The royalty being sold was created when Orion Resource Partners LP provided structured mine finance to Andrada.

Orion Resource Partners committed US$25 million (about N$470–475 million) to Andrada Mining through a structured financing package first announced in September 2022 and subsequently formalised in August 2023.

The funding comprised a tin gross revenue royalty, a convertible loan note, and an equity subscription, providing non-dilutive restart and growth capital for the Uis mine, with the royalty component forming part of the consideration now being sold to Evolve Royalties.

At the time, Uis had been closed for more than three decades and required capital for plant refurbishment, working capital and ramp-up.

Rather than taking equity control, Orion advanced funding in exchange for a sliding-scale gross-revenue royalty on tin production from Mining Licence ML-134.

The value of the original funding provided by Orion was not publicly disclosed. That structure gave Andrada access to non-dilutive development capital while granting Orion direct exposure to tin revenues, with higher royalty rates at lower production levels and step-down mechanisms as expansion milestones are reached.

Now, Orion has agreed to transfer that royalty to Evolve Royalties Ltd. for total consideration of US$32.5 million (about N$615 million), comprising US$22.5 million (about N$426 million) in cash and US$10.0 million (about N$189 million) in Evolve shares, subject to customary adjustments.

The transaction is expected to close in the first half of 2026, pending approval from the Canadian Securities Exchange and regulatory clearances in Namibia.

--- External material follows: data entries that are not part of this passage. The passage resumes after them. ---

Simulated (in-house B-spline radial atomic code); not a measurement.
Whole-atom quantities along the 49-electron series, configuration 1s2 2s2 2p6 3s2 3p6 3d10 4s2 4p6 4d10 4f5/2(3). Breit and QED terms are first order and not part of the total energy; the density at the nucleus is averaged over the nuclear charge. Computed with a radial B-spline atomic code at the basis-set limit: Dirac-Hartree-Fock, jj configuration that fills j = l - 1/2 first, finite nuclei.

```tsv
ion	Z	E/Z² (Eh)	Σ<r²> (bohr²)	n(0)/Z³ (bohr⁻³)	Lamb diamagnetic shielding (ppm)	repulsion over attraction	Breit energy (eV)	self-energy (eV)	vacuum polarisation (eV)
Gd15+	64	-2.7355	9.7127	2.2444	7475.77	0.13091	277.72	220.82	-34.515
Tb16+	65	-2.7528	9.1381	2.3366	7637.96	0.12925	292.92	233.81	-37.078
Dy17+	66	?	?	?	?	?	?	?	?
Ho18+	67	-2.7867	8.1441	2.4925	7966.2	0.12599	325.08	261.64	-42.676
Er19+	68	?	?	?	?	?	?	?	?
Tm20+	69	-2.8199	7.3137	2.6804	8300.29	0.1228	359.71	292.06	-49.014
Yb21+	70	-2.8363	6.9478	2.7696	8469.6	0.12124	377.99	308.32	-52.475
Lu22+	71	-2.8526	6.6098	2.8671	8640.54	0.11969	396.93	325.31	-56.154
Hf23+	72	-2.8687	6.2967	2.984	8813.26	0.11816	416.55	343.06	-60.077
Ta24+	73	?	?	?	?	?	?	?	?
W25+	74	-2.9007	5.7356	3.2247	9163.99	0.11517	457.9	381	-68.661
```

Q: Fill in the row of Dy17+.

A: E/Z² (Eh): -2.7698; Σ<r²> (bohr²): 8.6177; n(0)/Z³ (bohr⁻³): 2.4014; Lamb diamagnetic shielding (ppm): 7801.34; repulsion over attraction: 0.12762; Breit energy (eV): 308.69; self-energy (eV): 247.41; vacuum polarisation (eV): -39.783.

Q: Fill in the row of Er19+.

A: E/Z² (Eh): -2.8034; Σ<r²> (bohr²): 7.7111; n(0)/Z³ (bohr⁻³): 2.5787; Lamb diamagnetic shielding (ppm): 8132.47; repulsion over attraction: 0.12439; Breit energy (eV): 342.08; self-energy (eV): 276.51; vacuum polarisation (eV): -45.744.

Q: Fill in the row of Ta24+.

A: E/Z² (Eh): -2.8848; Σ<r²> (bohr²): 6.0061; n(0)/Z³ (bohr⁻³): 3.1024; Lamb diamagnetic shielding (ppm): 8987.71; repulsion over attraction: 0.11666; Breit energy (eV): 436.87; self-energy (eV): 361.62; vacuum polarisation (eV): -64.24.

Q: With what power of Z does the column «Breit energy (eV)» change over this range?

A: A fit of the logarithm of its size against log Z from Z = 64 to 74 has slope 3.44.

It carries an economically effective date of 1 January 2026, meaning Evolve will be entitled to a full year of royalty payments for 2026.

The royalty applies to all tin products produced from ML-134, a 19,700-hectare licence area that hosts extensive pegmatite mineralisation, including tin, tantalum, lithium and rubidium.

The royalty rate is degressive and linked to annualised contained tin production and future expansion stages at Uis.

At current production levels of roughly 1,000 to 1,100 tonnes of contained tin per year, the royalty sits at the upper end of its applicable range.

Using London Metal Exchange cash settlement prices of approximately US$45,000 per tonne (about N$850,000 per tonne), the royalty is expected to generate between US$4.0 million and US$4.5 million (about N$76 million to N$85 million) in revenue in 2026.

The LME cash settlement price for tin closed at US$47,500 per tonne (about N$900,000 per tonne) on 23 February 2026, highlighting the strong pricing environment supporting the asset.

Discovered in 1911 and developed into one of the world’s largest hard-rock open-pit tin mines in the mid-20th century, Uis mine was forced to close in 1990 following a collapse in global tin prices.

Andrada recommissioned and modernised the mine in 2022, positioning it as a key supplier in tightening global tin markets.

Operational performance since the restart has been steady.

In the quarter ended November 2025, Uis produced 255 tonnes of contained tin. For the first half of the 2026 financial year, production reached 511 tonnes at an all-in sustaining cost of US$24,808 per tonne (about N$468,000 per tonne), demonstrating improving stability as the operation advances toward expansion phases.

The sliding-scale royalty structure reflects those expansion ambitions. Until the first expansion milestone of 1,600 tonnes per annum is achieved, the royalty rate ranges between 9.63% and 5.13%, declining as production increases.

Subsequent milestones tied to 2,000 tonnes per annum and ultimately 9,800 tonnes per annum progressively reduce the rate to 0.86% after the final expansion stage. Additional reductions apply once payments have been made against 95,500 tonnes of contained tin.

The transaction changes only the identity of the royalty holder. The royalty terms remain intact, and the mine continues operating under the same licence and production framework.